Dealing With Your Parents’ Divorce as an Adult

Divorce is rarely an easy thing for the children, no matter their age. While those still living at home often have to deal with being ferried between parents and at times living with a new stepparent, dealing with the dissolving of your parents’ marriage as an adult is not easy either. There are at least five things you should do as an adult if your mom and dad get divorced.

Avoid Being Caught in the Middle

As an adult, your relationship with your parents is likely different from your childhood relationship with them. You may have become more of a friend or confidant rather than just their child. Because of this, it can be easy to get caught in the middle. One or both parents may try to complain to you about the other one. You may feel like you have to take sides. They may even try to use you as someone who relays messages to the other parent. With the exception of abuse or other related issues, you will likely want to try to maintain a healthy relationship with both parents. This means letting both of them know that you are not going to listen to them badmouthing the other one as well as telling them that you are not taking sides.

Set Boundaries

Boundaries may include the sort of things they can discuss with you. For example, you may want to hear about how your mother is having a great time dating a new guy, but you want her to keep the intimate details to herself. Boundaries may also include the amount of help you will provide. Maybe you are willing to teach Dad how to iron his work shirts, but you expect him to start doing it on his own after a few days.

Focus on Your Own Life

One of the most important reasons you need to set boundaries is that you need to continue to live your own life. While one or both of your parents may need your support, you should not allow them to make you feel like you should drop your whole life to comfort them or to provide support. Continue to go to work, school, or your other regular activities. Take care of your own family. If you have children, you may need to comfort them, especially if they are close to both grandparents.

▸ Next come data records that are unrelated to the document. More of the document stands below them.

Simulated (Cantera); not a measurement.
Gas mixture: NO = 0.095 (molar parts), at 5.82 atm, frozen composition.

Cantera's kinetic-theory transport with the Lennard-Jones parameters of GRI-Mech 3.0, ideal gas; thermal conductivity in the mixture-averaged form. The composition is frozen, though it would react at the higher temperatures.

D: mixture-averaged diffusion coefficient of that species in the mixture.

Never Make Assumptions About Your Own Relationships

Whether you are married, dating someone, or not in a relationship at all, experiencing your parents getting divorced after twenty years, thirty years, or even longer, can cause you to question romantic relationships in general. Just because your parents got divorced does not mean that it will happen to you. While you may not want to jump right into a serious relationship, you should not avoid finding love either. Take your time, if needed, but when the time is right, don’t avoid marriage simply because you are afraid it will end in divorce.

Seek Help If Needed

Whether you saw the divorce coming for several years or it seemed to come out of nowhere, you may need to see a counselor or other professional to deal with the feelings created by your parents’ separation. Even if you do not feel like you need to see a professional, it may help to talk to a friend, especially if you have a friend who has dealt with a similar situation. Don’t be afraid to express your anger or disbelief. Sometimes, all you need is to get those feelings out in the open.

Of course, these are just a few of the things you can do to help yourself deal with your parents’ divorce better as an adult. Every situation is different, and you may find that some of these steps are unnecessary or unrealistic. For example, if one parent needs added physical support, you may need to move back in with that parent, which may cause you to at least appear to be taking sides.